MONTREAL – AtkinsRéalis Group Inc.’s nuclear business drove growth in earnings and backlog in its latest quarter, as the engineering firm continues to capitalize on the global energy transition.
The nuclear division’s revenues leapt 41 per cent year-over-year to $358 million in the quarter ended June 30, while its order book ballooned 57 per cent to $1.75 billion, helping to push the company’s total backlog to a record high.
The performance also brightened the Montreal-based company’s financial forecast for the year. AtkinsRéalis raised its outlook for year-over-year nuclear organic revenue growth to between 30 and 35 per cent from 15 to 20 per cent. However, it also predicted a slightly slimmer adjusted earnings margin for the segment, citing the “business mix” for 2024.
“Our nuclear business really is going strength to strength. Governments around the world, clients, utilities, they’re all beginning to realize that … a net-zero electrical energy grid — it has to have a component of nuclear for that baseload power,” chief executive Ian Edwards said.

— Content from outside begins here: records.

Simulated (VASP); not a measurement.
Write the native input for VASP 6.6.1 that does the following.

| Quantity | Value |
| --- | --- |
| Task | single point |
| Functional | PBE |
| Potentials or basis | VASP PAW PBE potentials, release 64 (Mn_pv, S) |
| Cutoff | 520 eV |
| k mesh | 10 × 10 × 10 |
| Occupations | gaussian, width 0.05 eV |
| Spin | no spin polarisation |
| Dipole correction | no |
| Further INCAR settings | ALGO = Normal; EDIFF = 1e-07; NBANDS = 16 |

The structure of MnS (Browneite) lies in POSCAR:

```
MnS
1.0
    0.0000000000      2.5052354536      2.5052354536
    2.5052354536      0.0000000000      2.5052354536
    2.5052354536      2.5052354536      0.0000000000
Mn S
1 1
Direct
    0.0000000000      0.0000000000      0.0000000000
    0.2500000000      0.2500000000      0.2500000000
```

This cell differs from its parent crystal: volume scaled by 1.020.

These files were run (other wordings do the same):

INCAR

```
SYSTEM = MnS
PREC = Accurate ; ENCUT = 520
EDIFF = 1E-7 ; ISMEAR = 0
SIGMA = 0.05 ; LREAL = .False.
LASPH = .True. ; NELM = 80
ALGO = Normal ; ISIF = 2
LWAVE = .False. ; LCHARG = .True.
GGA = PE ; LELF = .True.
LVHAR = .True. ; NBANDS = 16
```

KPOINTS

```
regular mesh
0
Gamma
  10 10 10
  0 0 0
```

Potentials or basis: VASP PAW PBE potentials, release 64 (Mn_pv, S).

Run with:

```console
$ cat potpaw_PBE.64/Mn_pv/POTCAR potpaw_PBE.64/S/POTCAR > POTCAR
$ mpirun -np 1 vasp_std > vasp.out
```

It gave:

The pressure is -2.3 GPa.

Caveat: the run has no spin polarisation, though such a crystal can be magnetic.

Contracts with Atkins subsidiary Candu Energy have driven short-term backlog growth. The company, which owns the intellectual property rights to the Candu nuclear technology, recently secured new contracts to extend the life of a Romanian nuclear reactor and, last quarter, to refurbish the Qinshan nuclear plant southwest of Shanghai.
Candu Energy is also in talks for life extension work at Ontario’s Pickering nuclear power station, Edwards said.
“We’re in negotiation for other life extensions across the world, because it’s a really cheap form of electricity. You just replace the reactor components and give it an extra 30 years of life. So economically, it’s almost a no-brainer,” he told analysts on a conference call Friday.
Meanwhile, revenue from Atkins’ engineering services segment rose 12 per cent year-over-year to $2.3 billion in the second quarter.
Contract wins in Canada helped boost the overall backlog 24 per cent to a record $15.89 billion. Atkins won the bid to design a new bridge linking Quebec City to the Île d’Orléans as part of a $2.9-billion provincial undertaking. It also snagged a contract for the $304-million redevelopment of a B.C. ferry terminal used by passengers travelling between Victoria and the U.S.
South of the border, Atkins won an engineering contract for an interstate highway interchange project in Florida as the company pursues a “land-and-expand” strategy in the U.S.
“It’s really about decaying infrastructure that needs replacement,” Edwards said.
“The great thing about the U.S. market is that it’s very fragmented, a lot of small players, a lot of medium-sized players in the U.S. So lots of targets,” he added, referring to acquisition prospects.
AtkinsRéalis reported that profits attributable to shareholders totalled $82.2 million in the three months ended June 30, up 29 per cent from a profit of $63.8 million in the same period a year earlier.
Revenue for the quarter rose 11 per cent $2.36 billion from $2.13 billion the year before.
On an adjusted basis, AtkinsRéalis said its professional services and project management business earned 49 cents per diluted share in its latest quarter, up from an adjusted profit of 41 cents per diluted share a year ago and roughly in line with analysts’ expectations, according to financial markets firm LSEG Data & Analytics.